Morel mushrooms have finally popped up in N.W.T.
CBC
Last year's wildfire burn sites are this year's morel hunting grounds, but this year the prized mushrooms are having a late season start.
Morel picking in N.W.T. is usually in full swing by the end of May, but this year the favoured fungi are only popping up now, in late June.
Some South Slave residents say cold weather is to blame. They were expecting to see commercial pickers along the highways by now, but so far it's just locals taking advantage of the harvest.
Louise Beaulieu grew up on the land and is a seasoned expert in harvesting local plants and other food sources. She said the cooler spring temperatures and erratic weather patterns have kept the mushrooms underground until now.
"Mushrooms of any sort will have to have that really hot, super, almost tropical weather for them to come out of the ground," she said. "The ground is very dry, and the top surface is a little damp."
In Kakisa, N.WT. Chief Lloyd Chicot was also expecting harvesters to be flooding into the community. In 2015, the community of about 36 residents — located just south Great Slave Lake — saw more than 300 people arrive to harvest mushrooms after the 2014 wildfire season.
"We haven't experienced anything yet," he said "It's cool yet, so once it starts getting warmer, [the pickers] they'll most likely start coming up," he said.

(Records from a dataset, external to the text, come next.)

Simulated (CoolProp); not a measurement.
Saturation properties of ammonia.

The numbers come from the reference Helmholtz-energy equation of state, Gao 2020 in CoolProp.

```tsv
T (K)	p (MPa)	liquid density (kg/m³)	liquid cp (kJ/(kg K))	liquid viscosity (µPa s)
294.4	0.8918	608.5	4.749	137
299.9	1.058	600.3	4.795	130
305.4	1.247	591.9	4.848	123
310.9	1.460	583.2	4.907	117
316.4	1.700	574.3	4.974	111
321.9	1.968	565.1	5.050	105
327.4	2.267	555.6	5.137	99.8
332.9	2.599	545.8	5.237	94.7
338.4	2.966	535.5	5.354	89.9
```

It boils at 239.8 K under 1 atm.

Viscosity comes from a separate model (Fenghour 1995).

If it happens, he said Kakisa should be ready for them. After the 2015 season, the community realized they needed to have a plan in place to avoid some of the issues, such trespassing and theft, they had to deal with that year.
But for now, Chicot said they are focused on getting ready for wildfires.
"We've been doing fire smarting," he said. "Work so we don't get evacuated, like with the low water. And making sure that our roads are open to the lake and that kind of thing."
Jason Schlosser, of Wildside Ventures Foraged Foods, said he's not certain there will be a vibrant commercial season of morel picking in the Yukon or N.W.T. this year.
"I think a lot of it has to do with just the sheer number of fires that there was last year in B.C.," he said.
As a result, there seem to be enough morels in B.C. to satisfy market demands, he said, although he noted that there also seems to be fewer commercial buyers operating in the province this year.
In previous years, when B.C. didn't have quite so many burn patches, some commercial buyers would travel north to the territories where there was less competition, Schlosser said. But, he added, with an abundance of mushrooms and pickers in B.C., it may not be worth the cost for buyers to travel so far north.